Category Archives: "To thine own self be true"

Okay with Being Average

As I walked to the sports field on Saturday, my suede boots sinking deep into the water-logged grass, armed with an umbrella, as well as one-of-those-supposedly-life-changing-novels, that just isn’t, I mentally prepared for the often-less-than pleasant culture that emerges when parental egos converge at a children’s sporting event. I have a set of rules.

Rule one: Don’t talk unless talked to. This is not because I am trying to be mean or hostile or anti-social. It’s just at events like these, people are interested in telling about themselves or their children. So, to be honest, no one, on the whole, really wants to hear much about anyone else’s life. I find it is best just to listen. Rule two: Don’t brag about anything about your child…college plans, grades, AP or honors courses…and never mention any statistics or sports rankings. These are all topics that do not trade well in such social situations. In fact, such talk engenders that old keeping-up-with-the-Jones spirit. It awakens the inner demon of I-am-not-enough or I’m-not-doing-it-right.

I sit down on the bench, and of course, there is a mom bragging about her children. Quite loud. Quite unwarranted. But I know what’s eating her. I know that she does not mean to be so flagrantly self-promoting. I get her. It is her not-enoughness, like an evil puppeteer, manipulating her to say too much, because deep inside, she does not understand that she and her children, are rare and wonderful and unique, even if by our silly culture’s standards, they seem average, or as Star Testing cruelly hisses, below basic.

You know, my whole goal in writing this blog is to tear down all the man-made ideas that have diminished human beauty. It is not that straining for excellence and achievement are bad things. However, if the motive finds its origin in some kind of inferiority, it is always sick and wrong.

Doing your best because you feel a sense of glory, of being truly alive…now that is cool. Doing it because you think that if you try a little bit harder, you just might deserve to occupy a space on this planet, that will result in a vast and empty wasteland within. I think it is why you see people who literally fall apart when they have finally achieved some culturally induced goal. Everyone muses, “What happened? He or she had everything.”

You don’t have everything, unless you love your bumpy, less-than-average inner self.

And guess what?

Love and acceptance remarkably have the effect of growing greatness.
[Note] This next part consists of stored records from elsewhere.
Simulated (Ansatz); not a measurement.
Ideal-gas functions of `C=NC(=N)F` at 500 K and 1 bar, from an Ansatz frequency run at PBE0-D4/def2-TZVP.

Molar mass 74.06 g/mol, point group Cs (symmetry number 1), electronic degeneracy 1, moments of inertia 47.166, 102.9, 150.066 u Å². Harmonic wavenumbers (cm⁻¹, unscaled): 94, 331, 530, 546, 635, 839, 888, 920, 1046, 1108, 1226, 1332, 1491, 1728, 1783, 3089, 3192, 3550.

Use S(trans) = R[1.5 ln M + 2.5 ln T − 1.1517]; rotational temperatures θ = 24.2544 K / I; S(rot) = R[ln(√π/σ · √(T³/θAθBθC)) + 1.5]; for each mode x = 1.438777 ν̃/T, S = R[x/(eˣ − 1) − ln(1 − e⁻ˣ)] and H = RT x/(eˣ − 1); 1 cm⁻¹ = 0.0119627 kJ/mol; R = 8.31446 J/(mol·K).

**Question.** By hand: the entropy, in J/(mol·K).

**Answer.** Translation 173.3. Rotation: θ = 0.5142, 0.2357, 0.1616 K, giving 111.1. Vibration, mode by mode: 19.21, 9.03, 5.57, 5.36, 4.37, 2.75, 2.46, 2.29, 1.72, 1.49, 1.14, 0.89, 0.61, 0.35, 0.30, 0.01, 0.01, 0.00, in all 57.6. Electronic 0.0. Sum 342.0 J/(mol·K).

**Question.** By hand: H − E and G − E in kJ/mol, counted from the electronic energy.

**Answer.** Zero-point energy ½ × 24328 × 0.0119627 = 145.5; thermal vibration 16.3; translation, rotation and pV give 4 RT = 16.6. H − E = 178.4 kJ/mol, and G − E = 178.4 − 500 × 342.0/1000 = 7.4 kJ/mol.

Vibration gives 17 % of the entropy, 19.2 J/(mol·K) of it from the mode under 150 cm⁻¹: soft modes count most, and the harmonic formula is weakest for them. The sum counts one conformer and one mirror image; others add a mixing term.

Remember… it is the gloriously mystical phoenix that rises from the ashes…not from the perfect SAT scores or perfectly managed stock portfolio.

So, on to rule number three: If I do find myself in a place where I have to talk, I always tell the truth… that it has been hard. We have often been stupid. That my children struggle…and then I tell how we have learned to be okay with being average.

And then I tell about grace.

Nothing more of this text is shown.